Data structure

Stile requires that data be in a format that can be indexed by a column name. That means you should be able to do

>>> ra = data['ra']

to get the right ascension of your data. There is a standard set of Stile column names:

  • dec, the declination of the object
  • ra, the RA of the object
  • x, the x coordinate of the object
  • y, the y coordinate of the object
  • g1, a shear component in the ra or x direction
  • g2, a shear component 45 degrees from the ra or x direction
  • sigma, a size parameter for objects with dimension [length] in arbitrary units
  • psf_g1, the g1 of the psf at the location of this object
  • psf_g2, the g2 of the psf at the location of this object
  • psf_sigma, the sigma of the psf at the location of this object
  • w, the weight to apply per object
  • z, the redshift of the object

g1 and g2 may be defined in either sky coordinates or in chip coordinates. Stile leaves it to the user to make sure that the appropriate coordinate system is chosen for the test the user wishes to do. But in general, if x coordinates appear in the data array, g1 and g2 should be measured relative to the x direction, and if ra and dec appear in the data array, g1 and g2 should be measured relative to the ra direction.

Of course, not every data array needs to include all of these columns!

For some tests, a dict would be okay. However, we usually assume that the data is in a contiguous array so we can mask it:

>>> masked_data = data[mask]

which does not work on a dict. The data types that can handle both masking and column calls via names are: the FITS catalogs of pyfits or astropy; NumPy formatted arrays; and NumPy record arrays. The difference between a formatted array and a recarray is that a recarray has an extra layer of Python code when calling columns by strings. That could cause some slowdown if you’re doing a large number of indexing calls. On the other hand, they’re a lot easier to make.

To make a recarray from vectors ra, dec, g1, g2, and w:

>>> numpy.rec.fromarrays([ra, dec, g1, g2, w], names=['ra', 'dec', 'g1', 'g2', 'w'])

Note that this will cause all columns to be in the same format–so if any of those are a string, all columns will appear as strings. You can get around this with more complicated data types, as explained in the documentation for numpy.core.records.fromarrays().

To make a formatted array from an existing array, we have a Stile helper function called stile.FormatArray. From a data array arr with ra in the 0th column, dec in the 1st, g1 in the 2nd, g2 in the 3rd, and w in the 4th, you can do either:

>>> stile.FormatArray(arr, fields=['ra', 'dec', 'g1', 'g2', 'w'])

or

>>> stile.FormatArray(arr, fields={'ra': 0, 'dec': 1, 'g1': 2, 'g2': 3, 'w': 4})

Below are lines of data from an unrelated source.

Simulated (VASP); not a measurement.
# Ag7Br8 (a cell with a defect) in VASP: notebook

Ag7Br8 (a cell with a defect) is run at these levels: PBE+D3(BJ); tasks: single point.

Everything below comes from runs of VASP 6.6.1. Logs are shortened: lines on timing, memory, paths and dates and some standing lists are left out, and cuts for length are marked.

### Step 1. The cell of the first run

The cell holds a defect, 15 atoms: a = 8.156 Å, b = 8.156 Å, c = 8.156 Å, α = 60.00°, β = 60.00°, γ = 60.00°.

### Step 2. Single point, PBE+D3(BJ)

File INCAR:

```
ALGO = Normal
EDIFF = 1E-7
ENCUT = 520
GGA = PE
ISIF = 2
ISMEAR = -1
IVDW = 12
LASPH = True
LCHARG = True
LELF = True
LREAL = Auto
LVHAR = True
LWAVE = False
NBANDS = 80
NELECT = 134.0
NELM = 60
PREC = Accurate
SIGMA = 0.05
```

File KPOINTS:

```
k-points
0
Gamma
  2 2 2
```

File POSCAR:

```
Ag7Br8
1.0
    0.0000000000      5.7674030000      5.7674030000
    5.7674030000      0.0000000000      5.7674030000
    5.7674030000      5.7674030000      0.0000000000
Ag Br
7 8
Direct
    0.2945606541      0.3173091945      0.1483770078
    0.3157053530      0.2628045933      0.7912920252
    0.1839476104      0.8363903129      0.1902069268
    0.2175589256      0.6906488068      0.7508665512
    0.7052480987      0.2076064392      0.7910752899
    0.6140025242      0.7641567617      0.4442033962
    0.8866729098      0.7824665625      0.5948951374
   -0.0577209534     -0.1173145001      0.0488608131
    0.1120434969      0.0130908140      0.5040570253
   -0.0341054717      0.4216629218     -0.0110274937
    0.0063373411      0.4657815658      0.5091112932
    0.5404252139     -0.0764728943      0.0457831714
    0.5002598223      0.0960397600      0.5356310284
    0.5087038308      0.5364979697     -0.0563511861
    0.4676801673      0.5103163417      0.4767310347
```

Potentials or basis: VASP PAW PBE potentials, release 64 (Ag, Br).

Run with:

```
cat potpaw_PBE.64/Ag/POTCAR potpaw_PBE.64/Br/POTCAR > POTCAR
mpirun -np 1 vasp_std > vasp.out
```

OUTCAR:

The dict form doesn’t need to give names to all the columns, but the list form does. The dict form can also have strings as the values if you’re rewriting column names from an existing formatted array/recarray/FITS catalog. If the array was not previously a formatted or structured array of some kind, all columns will be cast to the most complex column type; if the array was already a formatted or structured array, only the names of the columns will change.

Once you have this array, it can be reused for all tests on that data.